Cops Detection and Tracking

2020

This project started in 2020.

I constructed this project for academic and experimental purposes, I set the goal of being able to detect and classify a worker by uniform and other available data. I chose to do this with law enforcement personals for the convenience of gathering data.
The construction of this project included:

Utilizing different object detection models trained on the COCO dataset to gather new data and classify it

Building and using a simple C# program for fast labelling

Building a large labelled dataset of more than 3500 images in less than 3 hours

Designing, modifying and training various CNNs for classification on this dataset

Integration of tracking and filtering algorithms to the detection and classification processes

Improving the end classification result of a person by using previous data gathered on that person

I tested the program on different online videos and on a remote camera feed that was set up on a Raspberry Pi. I got very good results on the limited data I managed to test on, but there is much room for improvement.
Future improvements ideas:

Try a combination of RNNs and unsupervised learning methods to the statistical data for more accurate classification

Use GANs to extend the dataset and improve the CNN classification model

Add a version in TF Lite for the Raspberry Pi

Use multiple feeds and combine the data

Cops Detection and Tracking - Pipeline Overview

This project inspired the TrackEverything package and now has an example using it in this repository. You can find an old part of this project in one of my repositories here, this repository only contains the small implementation part for webcams and not the whole project.

The Pipeline

The pipeline starts by receiving a series of images (frames) and outputs a list of tracker objects that contains the persons detected and the probability of them being a cop.

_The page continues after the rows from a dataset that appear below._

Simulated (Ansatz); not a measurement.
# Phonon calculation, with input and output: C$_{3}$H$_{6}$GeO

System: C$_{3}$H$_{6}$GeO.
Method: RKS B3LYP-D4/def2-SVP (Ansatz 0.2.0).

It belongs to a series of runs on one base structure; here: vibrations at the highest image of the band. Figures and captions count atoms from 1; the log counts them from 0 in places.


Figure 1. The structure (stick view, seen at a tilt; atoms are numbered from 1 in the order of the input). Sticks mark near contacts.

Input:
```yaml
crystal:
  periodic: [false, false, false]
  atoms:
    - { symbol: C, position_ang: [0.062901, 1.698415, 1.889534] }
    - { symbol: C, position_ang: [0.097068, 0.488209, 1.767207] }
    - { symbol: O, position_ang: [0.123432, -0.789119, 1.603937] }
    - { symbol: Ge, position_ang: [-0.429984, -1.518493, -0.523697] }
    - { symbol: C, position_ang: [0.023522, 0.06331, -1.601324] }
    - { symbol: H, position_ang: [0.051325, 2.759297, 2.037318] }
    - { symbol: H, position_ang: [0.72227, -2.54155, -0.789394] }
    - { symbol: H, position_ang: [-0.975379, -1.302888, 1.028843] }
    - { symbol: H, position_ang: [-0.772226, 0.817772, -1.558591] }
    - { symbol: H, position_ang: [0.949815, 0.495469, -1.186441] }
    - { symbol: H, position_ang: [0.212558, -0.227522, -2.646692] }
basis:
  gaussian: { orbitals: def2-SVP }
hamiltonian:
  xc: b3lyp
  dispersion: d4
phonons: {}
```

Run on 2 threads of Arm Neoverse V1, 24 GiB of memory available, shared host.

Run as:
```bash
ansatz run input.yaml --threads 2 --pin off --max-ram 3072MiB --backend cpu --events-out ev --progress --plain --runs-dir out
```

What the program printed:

Breaking it Down to 4 Steps

1st Step - Get All Detections in Current Frame

First, we take the frame and passe it through an object detection model, I use the base of this Object Detection repository (I modified the version for TF1 since the TF2 version only came out 10 days ago). This model is trained on the COCO dataset which detects around 90 different objects, I tried some models with different architectures like the Faster RCNN InceptionV2 and the MobileNetV2. I used the model to give me all the persons detected in a frame. Later I filter out redundant overlapping detections using the Non-maximum Suppression (NMS) method.

2nd Step - Get Classification Probabilities for the Detected Persons

After we have the persons from step 1, we put them through a classification model to determine the probability of them being a cop. I used the Xception CNN architecture with some added layers to train this model, I used this architecture for its low parameters count since my GPU’s capacity is limited.

Then, we create our Detections object list and which contains the positions boxes and the classification data.

3rd Step - Updated the Trackers Object List

We have a list of Trackers object which is a class that contains an OpenCV CSRT tracker (A Discriminative Correlation Filter Tracker with Channel and Spatial Reliability).

Overview of the CSR-DCF approach. An automatically estimated spatial reliability map restricts the correlation filter to the parts suitable for tracking (top) improving localization within a larger search region and performance for irregularly shaped objects. Channel reliability weights calculated in the constrained optimization step of the correlation filter learning reduce the noise of the weight-averaged filter response (bottom).

My tracker class also contains a unique ID, previous statistics about this ID and indicators for the accuracy of this tracker. In the first frame, this Trackers list is empty and then in step 4, it’s being filled with new trackers matching the detected objects. If the Trackers list is not empty, in this step we update the trackers positions using the current frame and dispose of failed trackers.

4th Step - Matching Detection with Trackers

Using intersection over union (IOU) of a tracker bounding box and detection bounding box as a metric. We solve the linear sum assignment problem (also known as minimum weight matching in bipartite graphs) for the IOU matrix using the Hungarian algorithm (also known as Munkres algorithm). The machine learning package scipy has a build-in utility function that implements the Hungarian algorithm.

matched_idx = linear_sum_assignment(-IOU_mat)

The linear_sum_assignment function by default minimizes the cost, so we need to reverse the sign of IOU matrix for maximization.
The result will look like this:

For each unmatched detector, we create a new tracker with the detector’s data, for the unmatched trackers we update the accuracy indicators for the tracker and remove any that are way off. For the matched ones, we update the tracker position to the more accurate detection box, we get the class data and average it with the previous 15 data points of the tracker.

5th Step - Decide What to Do

After step 4 the Trackers list is up to date with all the statistical and current data. The tracker class has a method to return the current classifications and confidence of those scores, we then update the detectors and iterate through them. A detector with low confidence score probably came from a tracker with not enough data or the detection is poor, we mark those in orange. A detector with a high enough confidence score will be green if it’s not a cop, and red/blue if it is. The unmatched trackers that are not dead will show in cyan.

Programmed in Python.
Over 2.8K lines of code.This figure may include comment lines and some modified library files.
TensorFlow, OpenCV, NumPy, Pandas, Pillow, Requests,
SciPy & MultiProcessing used in Python.

Lang/Lib/Pro	Version
Python	3.8.1
TensorFlow	2.2.0
OpenCV	4.2.0.34
Jupyter	1.0.0
Matplotlib	3.2.1
NumPy	1.18.4
Pandas	1.0.4
Pillow	7.1.2
Requests	2.23.0
SciPy	1.4.1
TF-Slim	1.1.0
MultiProcessing	in Python 3.8